Jim VanNatta, Owner-Operator, Hockinson Market shares how he survived the recession of 2008 and transformed his business into a thriving pizza shop and taproom.

Meet Jim VanNatta, Owner-Operator of Hockinson Market and Amazon Business small business customer. 26 years ago, Jim VanNatta bought Hockinson Market, a country store near his hometown in Clark County, Washington that sold groceries, gas, and video rentals. After years of booming development in the area, Jim’s bustling business was brought to a halt in 2008 due to the economic recession. Learn how he pivoted his business with help from his son and Hockinson Market General Manager, Justin VanNatta.

Q&A with Jim VanNatta, Owner-Operator, Hockinson Market


Want to learn more about Jim’s entrepreneurial journey? Read the Q&A below to learn about how Jim got into the grocery store business, why he chose to pivot away from groceries, and how he transitioned his business into a pizza shop and tap room.

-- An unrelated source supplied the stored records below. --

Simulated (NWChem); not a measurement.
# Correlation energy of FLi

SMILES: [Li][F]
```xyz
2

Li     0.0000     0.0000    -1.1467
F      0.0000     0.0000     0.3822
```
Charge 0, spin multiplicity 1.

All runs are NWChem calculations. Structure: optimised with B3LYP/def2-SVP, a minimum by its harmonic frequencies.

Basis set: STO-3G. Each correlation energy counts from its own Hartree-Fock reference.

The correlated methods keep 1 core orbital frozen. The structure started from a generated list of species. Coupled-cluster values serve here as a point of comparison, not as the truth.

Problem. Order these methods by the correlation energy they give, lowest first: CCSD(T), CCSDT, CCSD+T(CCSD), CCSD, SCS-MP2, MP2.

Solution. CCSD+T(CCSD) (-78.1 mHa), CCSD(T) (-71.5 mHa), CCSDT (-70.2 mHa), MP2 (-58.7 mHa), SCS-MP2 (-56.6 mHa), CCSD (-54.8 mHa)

Jim VanNatta, Owner-)perator, Hockinson Market


“I jokingly tell people I’m both the president and janitor of the company.”

— Jim VanNatta, Owner-Operator, Hockinson Market

Q: As a small business owner, what roles do you play in your company?

A. I jokingly tell people I’m both the president and janitor of the company, and that’s pretty much true, and I still do everything in between. I stock shelves, pour beer, and make pizza. I kind of do all of it. I would not be able to do any of it without my employees, however, who do the vast majority of those things, but I do a little bit of everything. It’s kind of necessary.


Q: How did you get into the grocery business?

A:  I got out of college during the recession in the 1980s. I took the only job I could get and I did it for six and a half years while looking for a new job that entire time. But my wife and I kept having babies, so I couldn’t leave my job because we needed the insurance. Just by chance, after six and a half years, a business owner said, “Hey, I’ve got this little store. I’ll give it to you for no blue sky, just buy the inventory, and it’s yours.”


I’d been thinking about buying a business, and when this guy offered me this business, I took my pregnant wife out to look at it. The business was 90 miles away from where we were living. It was in a tiny little town - a mill town - and I dragged my whole family up there. We lived there for five years in the original mill owner’s house.


The search for grocery store number two

I looked at 28 stores all over Oregon and Washington, and was lucky I found [Hockinson Market]. My wife and I are both from Clark County, which brought us back home. We also own the property – which was what we wanted - so we could control our own destiny. We never looked back, it was just a great decision.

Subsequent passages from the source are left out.